This is for me.
At least the version of me whose identity was tied to being needed, and people like me.
For a long time, I believed that the more I helped, the more I showed up, the more indispensable I became. I didn’t question it because it felt right. It felt like the kind of leader I was supposed to be. I took pride in being the one people could count on, the one who stepped in when things got messy, the one who filled the gaps no one else saw or wanted to own. If something was going to fail, I stepped in. If someone was struggling, I stepped in. If something needed to get done, I made sure it did.
I didn’t just want to contribute; I needed to matter.
That need shaped more of my decisions than I realized at the time. The affects on my life came second.
I needed to matter. Not in a superficial way. Not because I wanted attention or recognition. I needed to know that my presence changed something. That things were better because I was there and because of that, I leaned in harder than most. I gave more than most. I stayed longer than most. I took on things that weren’t mine because I knew I could handle them, and because somewhere in the back of my mind, I believed that was the difference.
That was the edge. That was my value. At least that’s what I thought.
So I kept going.
I worked 12–15 hour days for people who couldn’t always see it. I worked to outcomes that didn’t always trace back to me. I fought for a version of success that I thought would eventually make everyone recognize the effort I was putting in. I got really good at helping other people win. I got really good at solving problems before they became visible. I got really good at making sure the team looked strong, even if it meant I disappeared into the background to make that happen.
I told myself that was leadership.
I told myself that if the team succeeded, that was enough. That if I kept showing up this way, the right people would eventually notice. That consistency, effort, and selflessness would speak for themselves over time.

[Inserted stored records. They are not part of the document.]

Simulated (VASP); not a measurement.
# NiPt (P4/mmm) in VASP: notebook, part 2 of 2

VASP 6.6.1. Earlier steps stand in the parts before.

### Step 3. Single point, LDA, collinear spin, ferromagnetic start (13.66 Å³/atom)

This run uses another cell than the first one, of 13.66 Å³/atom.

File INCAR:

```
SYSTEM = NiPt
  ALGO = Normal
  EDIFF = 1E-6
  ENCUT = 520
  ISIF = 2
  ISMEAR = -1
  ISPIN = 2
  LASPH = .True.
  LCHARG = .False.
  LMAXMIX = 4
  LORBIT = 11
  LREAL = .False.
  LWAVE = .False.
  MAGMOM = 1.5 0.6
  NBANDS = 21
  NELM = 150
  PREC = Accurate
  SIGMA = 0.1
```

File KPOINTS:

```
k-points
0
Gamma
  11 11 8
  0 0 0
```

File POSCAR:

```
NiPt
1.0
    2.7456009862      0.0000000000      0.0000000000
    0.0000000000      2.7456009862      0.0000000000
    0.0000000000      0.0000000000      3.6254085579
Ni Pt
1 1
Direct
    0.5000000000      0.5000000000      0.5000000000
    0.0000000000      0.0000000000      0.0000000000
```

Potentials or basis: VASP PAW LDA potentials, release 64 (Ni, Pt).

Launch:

But that’s not what happened.
I got so good at helping other people and giving away all of the credit that the people making decisions never actually saw what I did. Not fully. Not clearly. Not in a way that connected the outcomes back to me. And over time, it wasn’t just that they overlooked it, it was that they began to question it.
They questioned my impact.
They questioned my role.
They questioned why I mattered.
That that realization is hard to sit with, because part of me felt like I had done everything right. I was doing the work. I was showing up. I was delivering. I was carrying more than most people around me. Yet somehow, it wasn’t translating in the way I thought it would.
If anything, it felt like the harder I tried, the further away from my goals I became.
That’s the part that didn’t make sense for a long time. How do you give more, do more, carry more, and still find yourself further from where you are trying to go? How do you invest that level of time and energy and not see it come back in a way that aligns with what you expected?
So I explained it away.
I told myself it was temporary. That I just needed to stay the course. That eventually the right person would see it, connect the dots, and everything would click into place. I told myself this is what being a good leader looks like, that it’s not about you, that it’s about everyone else, that recognition isn’t the point.
But those were excuses.
They were clean, well-intentioned, easy-to-believe excuses that allowed me to keep operating the same way without confronting what was actually happening.
Because the truth is, I had tied my identity to being needed. In doing that, I made myself invisible in the places where it actually mattered.
Because being needed is not the same as being seen; and being seen is not the same as being understood. And being understood is not the same as being valued.
I blurred all of those together. I assumed they were connected. I believed that if I was needed enough, it would naturally lead to being seen. That being seen would lead to being understood. That being understood would lead to being valued.
But that’s not how it works.
What I was really doing was giving away ownership of my own impact. I was letting other people define it, interpret it, or miss it entirely. I thought humility meant stepping back. I thought leadership meant absorbing everything without ever making it visible. I thought if I built enough people around me, it would eventually elevate me as well.
It doesn’t.
Real leadership is not about disappearing so others can shine. It’s not about taking credit for everything either. It’s about owning your impact clearly and intentionally. It’s about making sure the value you create is understood, not for ego, but so there is no confusion about where you are driving outcomes, where you are leading, and why it matters.
That that becomes even more important when everything is on the line.
Because when the pressure is highest, a good leader does not step back, they step up. They raise their level. They take on the weight of the moment in a way that creates stability for everyone else around them. But they don’t do it by taking over, and they don’t do it in a way that creates dependency.
They do it in a collaborative and inclusive way.
They shoulder the pressure, but they bring their people with them. They create clarity in the middle of uncertainty. They develop their people while delivering results, not after the fact. They use those moments to build capability, to build confidence, to build strength across the team.
They lead from the front.
Not by doing everything themselves, but by setting the tone, setting the standard, and making the people around them better in the process.
That’s the shift.
From needing to matter… to understanding that I already do and making sure it is visible.
From being needed… to being intentional about where I add value.
From carrying everything… to leading something bigger than myself.
From hiding behind effort… to standing behind impact.
And from hoping it will be recognized… to making sure it is understood.